The Comparative Drama conference is over, and I’m back home. It was fabulous, but there was one frustration Friday afternoon when I went to a session about musical plays, including a terrific presentation about domestic violence in Rodgers and Hammerstein’s Carousel.

I fell in love with Carousel early in the 1960s when I started listening to my older sister’s LP Broadway cast albums. There was a magical moment when I first heard “You’re a queer one, Julie Jordan…” (queer meant something quite different in 1945!). I went to the public library and read the play, and it instantly became my favorite Broadway musical. It didn’t matter that I didn’t get to see a performance of Carousel until 30 years later.

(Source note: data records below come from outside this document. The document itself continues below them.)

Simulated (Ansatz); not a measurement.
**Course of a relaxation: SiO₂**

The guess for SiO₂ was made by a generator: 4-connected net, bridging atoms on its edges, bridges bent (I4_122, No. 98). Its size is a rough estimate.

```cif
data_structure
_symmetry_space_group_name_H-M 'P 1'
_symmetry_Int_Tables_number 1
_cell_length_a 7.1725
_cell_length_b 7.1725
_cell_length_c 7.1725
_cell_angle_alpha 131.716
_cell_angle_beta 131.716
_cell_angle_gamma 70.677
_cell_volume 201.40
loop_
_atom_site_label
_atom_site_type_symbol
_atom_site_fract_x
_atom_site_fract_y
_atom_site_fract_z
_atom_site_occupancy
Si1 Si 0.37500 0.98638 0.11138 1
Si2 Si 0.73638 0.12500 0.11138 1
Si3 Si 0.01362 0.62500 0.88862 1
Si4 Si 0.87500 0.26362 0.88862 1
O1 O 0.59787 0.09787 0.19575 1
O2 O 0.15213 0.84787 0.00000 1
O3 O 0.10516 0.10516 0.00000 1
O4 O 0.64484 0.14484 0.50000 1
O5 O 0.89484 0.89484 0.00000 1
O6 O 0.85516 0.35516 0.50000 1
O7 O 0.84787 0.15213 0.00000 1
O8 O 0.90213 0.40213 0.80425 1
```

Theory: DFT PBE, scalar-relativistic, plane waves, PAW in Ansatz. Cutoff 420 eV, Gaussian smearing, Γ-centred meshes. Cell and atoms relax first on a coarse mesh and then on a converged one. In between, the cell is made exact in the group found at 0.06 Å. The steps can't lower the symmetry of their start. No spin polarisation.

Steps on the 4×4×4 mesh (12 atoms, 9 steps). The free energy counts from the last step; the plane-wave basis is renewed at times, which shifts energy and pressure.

Julie is a dreamy, unworldly girl who’s decided she’s never going to marry—but then Billy Bigelow comes along, and there’s that chemistry. It’s one of those mystifying moments when life opens up and we throw away common sense and the careful plans we’ve made.

But as time goes by, Billy Bigelow  – there’s no way to soft-pedal this – starts to hit Julie. The community around her speaks out against him again and again, but she doesn’t listen. 

At Friday’s conference session there was a lot of discussion about “What’s the Use of Wond’rin’”—Julie Jordan’s defense of  Billy Bigelow. It’s a lyrical and beautiful song that – if we’re honest – romanticizes domestic violence. Rodgers and Hammerstein reportedly struggled with that issue in the play, and from our vantage point in 2018, they could certainly have made that disapproval more prominent. Maybe Julie could have sung a song about waking up to what Billy was doing to her.

But that didn’t happen. For whatever reason, Carousel is what it is. Friday’s session quickly got heated. Several women argued that high schools and colleges need to stop mounting productions of Carousel

I disagree—in fact I’m going to see Carousel in New York on May 26, and I’m taking seven people with me. I count the first production I ever saw, back in 1992, as one of the best nights of my life. (I’m in good company: Steven Sondheim—Broadway royalty—says it’s his favorite musical.)

Of course I wanted to jump in and defend Carousel—but I never got the chance. The moderator had his back to us and never saw my hand go up.

Saturday morning after breakfast I rode the elevator upstairs to my room and— amazingly—the presenter was also on her way to her room. She recognized me and said she was sorry I hadn’t had a chance to join the discussion. She even skipped her floor and got off at mine so that we could talk.

Here’s what I had wanted to say. Literature isn’t a rule book, and it doesn’t offer advice or solutions. The meaning of many great works of literature is a simple one: life happens. (And—by the way—it makes no difference whether we approve or not.) A good play or novel or short story or poem doesn’t need closure or a wise message. All it has to do is make a connection with us—and Carousel certainly does that. (I told the presenter that I’d instantly connected with Julie Jordan when I was a teenager. Her response: “We all did.”)

Please, please, don’t tell me I have to fold my arms disapprovingly when I go to see Carousel next month. Do we have to judge everything? 

Julie doesn’t have the last word, and neither do Rodgers and Hammerstein. We do, and that’s enough.



4 thoughts on “Carousel

  1. Darrell Turner

    You have probably opened up a can of worms with this post, Jean. As someone who believes that controversial issues can and should be discussed courteously, I will offer my thoughts.

    I agree that we should view works of art from the perspective of the time in which they were created. However, it might also be appropriate to note that they promoted ideologies that we can and should consider offensive today. “The Birth of a Nation” is still considered a pioneering work of filmmaking, but it is also true that it glorified racism and the Ku Klux Klan. “Triumph of the Will” pioneered other cinematic techniques, but it is also true that it glorified Hitler and Naziism. Can we say both things about such works?

  2. ballroomdancer Post author

    What a great comment, Darrell. (I’ll be delighted if I opened a can of worms!)

    “Carousel” is out there, so I think it’s better to talk about it than to suppress it. My own take is that there are an awful lot of women who identified with Julie Jordan the way I did. “Carousel” is a great opportunity to talk about some important issues with women who might be as vulnerable to domestic violence as Julie was.

    I’m also not sure “Carousel” is promoting an ideology the way “Birth of a Nation” and “Triumph of the Will.” There’s a strong anti-hitting message in “Carousel,” with lots of warnings to Julie – who ignores them.

    I think it’s fine for high schools and colleges to keep producing “Carousel,” as long as there are discussions about it. And – how could there not be? Participants at Friday’s session said their students had plenty to say when they had an encounter with “Carousel” or another play with similar attitudes.

    As always – thanks so much for posting, Darrell!